It may be hard for the fans to accept but reality is what it is.

***** *****

The rest of the conversation:

My third email to JN:

Thanks again for the response(s). I have to ask, is this really JohnNash, or do you delegate this to other people in your office?

I understand your wanting us to be specific. Are you asking me,specifically, what trades I would have proposed if I were GM? I had assumed that you would grow tired of fans suggesting un-researched trades (one of my personal pet peeves of local talk radio). The way I look at our roster, any quality shooting guard would have been an upgrade. Once you look past the Allen's, Redd's, and Vince's of the league, I believe there are plenty of shooting guards out there that the fans would have been excited to see join the Blazers.

Wally Szcerbiak, Mikael Pietrus, Michael Finley, Corey Maggette, Jamal Crawford, Doug Christie, Joe Johnso, Kyle Korver, Gordon Giricek, Mike Miller.

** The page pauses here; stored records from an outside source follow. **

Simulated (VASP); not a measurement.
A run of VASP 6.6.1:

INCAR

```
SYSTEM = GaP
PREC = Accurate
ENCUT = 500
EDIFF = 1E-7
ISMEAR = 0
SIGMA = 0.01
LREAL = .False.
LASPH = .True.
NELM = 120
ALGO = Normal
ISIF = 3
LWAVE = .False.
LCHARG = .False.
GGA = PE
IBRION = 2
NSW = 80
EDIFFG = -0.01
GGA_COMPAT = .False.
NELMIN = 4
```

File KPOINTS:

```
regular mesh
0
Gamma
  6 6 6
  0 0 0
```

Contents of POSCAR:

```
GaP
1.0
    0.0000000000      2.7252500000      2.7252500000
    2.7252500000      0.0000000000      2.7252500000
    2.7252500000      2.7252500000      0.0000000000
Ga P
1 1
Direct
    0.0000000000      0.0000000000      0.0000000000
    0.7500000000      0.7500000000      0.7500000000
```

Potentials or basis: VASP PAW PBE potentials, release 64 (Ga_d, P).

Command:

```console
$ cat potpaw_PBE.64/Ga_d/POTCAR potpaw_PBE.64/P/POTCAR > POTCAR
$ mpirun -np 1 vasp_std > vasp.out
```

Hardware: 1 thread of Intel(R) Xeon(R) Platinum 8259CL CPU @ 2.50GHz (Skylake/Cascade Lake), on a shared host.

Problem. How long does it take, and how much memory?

Any of these would be an upgrade for Portland. There are a few guys on that list who would appear to be very available, largely because their GM's are known for making many deals (Crawford, Finley) or because their teams may not
necessarily be interested in keeping them long-term (Maggette, Johnson, Christie, Pietrus). I don't think it's unrealistic to think that a few of these guys could have been had in the right deal.

I'm certainly not trying to do your job, but part two of your questionis "is it feasible to acquire this player". Examples of deals that would be feasible, that haven't been as publicized mainstream:

1. Ruben Patterson and Travis Outlaw for Corey Maggette. LA gets out of Maggette's contract, gets a replacement swingman and avery nice young PF prospect. Portland gets their SG of the future. If the Clippers want more, add a second-round draft pick.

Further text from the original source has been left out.